BEAUMONT, Texas — GoDaddy.com averted a legal scuffle today after a Texas appeals court ruled that a group of revenge porn victims could not sue the web host because it is not a content provider.
Hollie Toups and 16 other women had filed a breach of privacy, intentional infliction of emotional distress and negligence suit last year against Texxxan.com and GoDaddy in Orange County District Court.
The plaintiffs acknowledged that GoDaddy did not have a hand in creating the offensive material, but they claimed that it knew of the content, refused to take it down and profited from it.
While the trial court refused to dismiss the claims against GoDaddy, a three-judge panel with the 9th District Court of Appeals in Beaumont reversed the decision today.

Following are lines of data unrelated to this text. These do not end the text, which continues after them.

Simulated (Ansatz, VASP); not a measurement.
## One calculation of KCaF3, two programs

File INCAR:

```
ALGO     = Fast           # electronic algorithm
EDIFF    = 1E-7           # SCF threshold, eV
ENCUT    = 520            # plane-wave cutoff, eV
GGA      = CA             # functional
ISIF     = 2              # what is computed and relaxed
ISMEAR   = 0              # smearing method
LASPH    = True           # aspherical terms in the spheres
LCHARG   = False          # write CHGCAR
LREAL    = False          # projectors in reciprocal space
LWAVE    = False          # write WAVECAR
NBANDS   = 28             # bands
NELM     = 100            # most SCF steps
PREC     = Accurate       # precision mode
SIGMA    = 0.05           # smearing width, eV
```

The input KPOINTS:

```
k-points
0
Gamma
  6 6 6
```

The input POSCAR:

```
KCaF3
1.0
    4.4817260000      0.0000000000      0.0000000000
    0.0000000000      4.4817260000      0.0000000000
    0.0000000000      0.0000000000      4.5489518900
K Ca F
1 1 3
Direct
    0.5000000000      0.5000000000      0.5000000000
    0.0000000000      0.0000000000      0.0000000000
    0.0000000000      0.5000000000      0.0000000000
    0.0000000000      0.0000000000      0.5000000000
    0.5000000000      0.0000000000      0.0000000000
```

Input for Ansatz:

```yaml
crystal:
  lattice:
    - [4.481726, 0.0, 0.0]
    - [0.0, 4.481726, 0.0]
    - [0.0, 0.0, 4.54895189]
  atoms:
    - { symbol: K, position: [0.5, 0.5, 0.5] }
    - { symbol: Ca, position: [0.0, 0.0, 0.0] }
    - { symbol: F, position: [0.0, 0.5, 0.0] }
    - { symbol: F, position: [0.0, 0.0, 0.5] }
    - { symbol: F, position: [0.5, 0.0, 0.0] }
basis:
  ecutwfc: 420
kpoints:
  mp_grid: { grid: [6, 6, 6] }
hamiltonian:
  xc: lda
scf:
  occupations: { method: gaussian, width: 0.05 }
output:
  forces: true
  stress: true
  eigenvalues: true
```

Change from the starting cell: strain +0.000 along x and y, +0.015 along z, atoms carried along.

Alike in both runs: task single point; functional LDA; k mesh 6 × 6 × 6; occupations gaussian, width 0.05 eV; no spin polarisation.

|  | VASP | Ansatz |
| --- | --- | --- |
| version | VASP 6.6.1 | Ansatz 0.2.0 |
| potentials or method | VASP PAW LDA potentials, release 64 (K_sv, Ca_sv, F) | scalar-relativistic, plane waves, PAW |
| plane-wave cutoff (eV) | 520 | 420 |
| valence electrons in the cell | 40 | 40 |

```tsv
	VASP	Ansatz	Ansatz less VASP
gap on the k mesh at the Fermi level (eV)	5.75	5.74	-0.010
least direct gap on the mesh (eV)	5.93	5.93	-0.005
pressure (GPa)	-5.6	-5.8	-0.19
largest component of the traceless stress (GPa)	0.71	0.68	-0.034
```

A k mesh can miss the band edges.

"Allowing plaintiffs' to assert any cause of action against GoDaddy for publishing content created by a third party, or for refusing to remove content created by a third party would be squarely inconsistent with section 230" of the federal Communications Decency Act, Justice Charles Kreger wrote for the court. "Because GoDaddy acted only as an interactive computer service provider and was not an information content provider with regard to the material published on the websites, plaintiffs cannot maintain claims against GoDaddy that treat it as a publisher of that material."
Kreger added that the Communications Decency Act (CDA) grants immunity even in cases involving illegal and obscene material and that limiting its application to suits involving constitutionally protected material would “undermine its purpose.”
Toups’ request for another appeal was rejected.